This explanation is, disappointingly, being used by science textbooks in various countries, by flying instructors, and (so it is said) by the RAF. It cannot be stressed enough that this explanation is wrong, despite the fact that it invokes Bernoulli’s Equation which is of fundamental importance in the theory of potential flow. To be specific, this explanation contains two points of error:

1. The Bernoulli’s Equations is a streamline equation. It can only be applied along a streamline and not otherwise, unless adequate treatment is given to the Bernoulli Constant to prove that it is the same for the two points of interest. This can, however, be done in this case. Furthermore, Bernoulli’s Equation is only strictly true for inviscid, incompressible fluids, and air is neither (but it is often assumed to be so).

2. Air particles do not meet at the trailing edge in the same time: this is easily demonstrated by using a pulse of smoke in a wind tunnel. In fact, the air over the upper surface flows faster and overtakes the same air used to be alongside it by a considerable amount by the time the trailing edge is reached. It can be proven that, if the air takes the same time to travel along the wing, no lift is generated.

For the same reason as in (1), blowing air over a sheet of paper is not a demonstration of the Bernoulli’s Equation (the paper will not bend sideways if held vertical). The sheet of paper works almost exactly as an aerofoil as explained before: it causes the streamlines to bend, thereby harvesting the reaction by the fluid.

People with some qualitative aerodynamic knowledge often argues that it is the “Kutta condition” that the air meets at the trailing edge in the same time. However, the Kutta condition, despite a lack of precise mathematical formulation, requires nothing more than the trailing edge being a stagnation point (in 2D). In other words, it requires that the streamlines meet, just like two carriage ways merge into one, but the vehicles on the carriage ways can travel at very different speeds before reaching the junction.
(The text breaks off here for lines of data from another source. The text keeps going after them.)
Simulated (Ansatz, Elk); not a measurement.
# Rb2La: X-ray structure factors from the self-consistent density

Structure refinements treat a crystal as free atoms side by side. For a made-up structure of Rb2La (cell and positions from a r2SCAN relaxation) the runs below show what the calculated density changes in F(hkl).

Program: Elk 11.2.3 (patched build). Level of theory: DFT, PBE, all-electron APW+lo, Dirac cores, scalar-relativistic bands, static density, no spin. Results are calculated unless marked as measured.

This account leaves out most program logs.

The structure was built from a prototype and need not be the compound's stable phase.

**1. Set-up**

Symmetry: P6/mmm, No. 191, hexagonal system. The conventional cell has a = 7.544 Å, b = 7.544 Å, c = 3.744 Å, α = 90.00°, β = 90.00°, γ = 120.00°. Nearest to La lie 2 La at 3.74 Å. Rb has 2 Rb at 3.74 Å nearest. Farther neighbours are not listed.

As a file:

What does the lift force depend on

In 2D, the lift force produced by an aerofoil depends only on two factors: the angle of attack, and the geometry of the aerofoil. To be specific, the only factor about an aerofoil that matters is the camber of the aerofoil, i.e. how bent it is (the mathematical definition will not be introduced in this elementary article). The thickness of the aerofoil has zero (in theory, and very little in practice) effect on lift, which is not easy to understand without working through the continuum mechanics. However, thickness is a useful design tool to modify the pressure distribution around the aerofoil, thereby improving the stalling characteristics.

Any symmetric aerofoil has a lift coefficient (lift force per unit chord and unit depth) of 2πα, where α is the angle of attack. A cambered aerofoil has an additional lift coefficient at zero angle of attack added to this value.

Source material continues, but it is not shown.